Additional Resources

9.3 DHS Resources

National Initiative for Cybersecurity Careers and Studies (NICCS)
NICCS, an official website of CISA, is an online resource for cybersecurity training. The courses in the training catalog are cybersecurity focused and delivered by accredited universities, National Centers of Academic Excellence, federal agencies, and other training providers. Each course is mapped to the National Cybersecurity Workforce Framework, the foundation of the National Initiative for Cybersecurity Education (NICE) effort to standardize the cybersecurity field. (US-CERT. Learn about NICCS.)

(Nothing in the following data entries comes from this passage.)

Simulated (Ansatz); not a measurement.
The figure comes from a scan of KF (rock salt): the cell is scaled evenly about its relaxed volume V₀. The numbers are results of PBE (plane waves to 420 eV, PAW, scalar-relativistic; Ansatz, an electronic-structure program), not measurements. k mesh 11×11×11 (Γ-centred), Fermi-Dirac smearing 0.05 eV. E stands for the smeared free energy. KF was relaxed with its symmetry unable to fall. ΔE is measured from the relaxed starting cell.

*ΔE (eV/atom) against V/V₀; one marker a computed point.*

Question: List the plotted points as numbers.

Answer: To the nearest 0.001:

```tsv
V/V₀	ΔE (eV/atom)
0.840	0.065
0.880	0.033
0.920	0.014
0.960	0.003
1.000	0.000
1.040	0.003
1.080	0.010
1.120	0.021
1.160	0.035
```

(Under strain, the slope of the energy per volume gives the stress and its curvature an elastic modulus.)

Federal Virtual Training Environment (FedVTE)
The FedVTE provides free online cybersecurity training to federal, state, local, tribal, and territorial (SLTT) government employees, federal contractors, US military veterans and the public. Managed by DHS, FedVTE contains more than 800 hours of training on topics such as ethical hacking and surveillance, risk management, and malware analysis. (US-CERT. Federal Virtual Training Environment (FedVTE).)

Training, as referred to in the Future of the Federal IT Workforce Update (CIO Council. Future of the Federal IT Workforce Update. May 2020) report, is a fundamental component of reskilling opportunities within the Federal Government and helps further the goal of enhancing the national cybersecurity posture. By ensuring that all IT workers have cybersecurity training that is broad enough to at least cover the basics of good cyber hygiene, the potential decreases for breaches to occur through phishing attacks or the introduction of malware.

Register for FedVTE training at https://fedvte.usalearning.gov/.

FISMA Metrics
Each year, three sets of FISMA metrics are developed and used to evaluate the performance of agency cybersecurity and privacy programs.

  1. FISMA CIO metrics are developed by OMB and DHS in close coordination with members of the CIO and CISO Communities and assess the degree to which agencies have implemented certain cybersecurity-related policies and capabilities. CFO Act agencies report this information on a quarterly basis, and non-CFO Act agencies report this information twice annually. These metrics ensure demonstrable progress from agencies’ in implementing the Administration’s priorities and best practices.
  2. FISMA IG metrics are developed by the CIGIE, in collaboration with OMB and DHS, and are used to provide the independent assessment required under FISMA.
  3. FISMA SAOP metrics are used to assess the maturity of agency privacy programs. Both the FISMA IG and FISMA SAOP metrics are collected on an annual basis and, along with the fourth quarter FISMA CIO metrics, are reported in the Annual FISMA Report. (CIO Council. CISO Handbook Page 25.)

FISMA metrics from the current and previous years can be found at CISA.gov for FISMA documents.